Wearable tech needs to have two different facets simultaneously working for it, much as the name suggests. Items seeking to be a success in wearable tech must be both technologically useful—the “tech” part in question, but the items must also be wearable. Of course, by “wearable”, a host of different issues of aesthetics, fit and comfort are raised, and a new movement is kicking up around the proper execution of wearable tech by the luxury fashion industry looking to add more of a technological punch to its lineup.
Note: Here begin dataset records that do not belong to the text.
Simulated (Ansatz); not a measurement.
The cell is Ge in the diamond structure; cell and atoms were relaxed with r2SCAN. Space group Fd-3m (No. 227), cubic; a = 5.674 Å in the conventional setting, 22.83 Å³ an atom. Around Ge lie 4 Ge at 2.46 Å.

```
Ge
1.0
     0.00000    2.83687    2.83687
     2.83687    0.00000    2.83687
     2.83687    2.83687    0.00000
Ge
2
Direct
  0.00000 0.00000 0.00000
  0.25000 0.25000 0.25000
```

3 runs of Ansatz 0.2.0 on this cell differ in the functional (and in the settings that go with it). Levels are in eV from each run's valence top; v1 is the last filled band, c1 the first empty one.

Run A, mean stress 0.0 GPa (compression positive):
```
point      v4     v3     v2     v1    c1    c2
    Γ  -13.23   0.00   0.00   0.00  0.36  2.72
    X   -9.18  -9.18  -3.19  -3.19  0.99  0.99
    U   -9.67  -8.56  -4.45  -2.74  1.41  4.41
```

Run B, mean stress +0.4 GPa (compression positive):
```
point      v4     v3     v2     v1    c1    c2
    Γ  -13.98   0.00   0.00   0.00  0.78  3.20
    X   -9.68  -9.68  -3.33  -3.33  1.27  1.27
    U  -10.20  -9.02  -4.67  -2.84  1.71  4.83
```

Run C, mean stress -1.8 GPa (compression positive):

When Intel (News - Alert)'s new devices group's VP of business development and strategy, Ayse Ildeniz, took the stage at a January event to describe how the fashion industry should “...be in the driver's seat” when it came to wearable tech, the fashion industry indeed took note and got to thinking. Such a concept has actually come to life, meanwhile, with Ralph Lauren's plans to unveil Polo Tech at the start of the U.S. Open tennis event.
Polo Tech is Ralph Lauren's new compression shirt, a system developed with feedback from players and ball boys alike, and boasts a set of sensors knitted into the fabric that track many of the common points that fitness trackers attempt to track, from heart rate to respiration, routing said information to a “black box” contained within the shirt that can also handle things like movement and direction. The company will reportedly start selling Polo Tech this spring.
But Ralph Lauren wasn't alone in the development of fashionable tech. HP called in Michael Bastian, along with the online retailer Gilt, to put together a new breed of smartwatch that can actually work as well with Android (News - Alert) devices as it can with iOS, and offer up notifications for a variety of functions from texts to calls to email. The device, in turn, may be on sale as early as this fall. Fitbit has even been seen working with Tory Burch, bringing in accessories for the Flex line like patterned silicone wristbands or brass pendants and bracelets.
This kind of thing likely should have been expected. While the technology side of wearable tech has been steadily on the rise, with new sensors and new ways to deploy same, along with new uses for the various items involved, the “wearable” side of wearable tech has been somewhat muted. While indeed, it's easy to interpret “wearable” as “it's possible to wear this”, we forget there are parts of wearable not so readily considered. Parts like “doesn't make me look stupid,” or “has an attractive look” or even just “fits comfortably”. For wearable tech to really take off, such considerations need to be made and properly executed in order to create the kinds of products that people not only want to wear, but also want to use.
Wearable tech has a great potential to reshape a lot of technologies as such are known today, but a proper wearable tech release must remember the need for those more aesthetic decisions that go into such purchases. Wearable tech must be both attractive and functional to really succeed, and now that function seems to be well in hand, it's good to see companies considering the attractive part as well.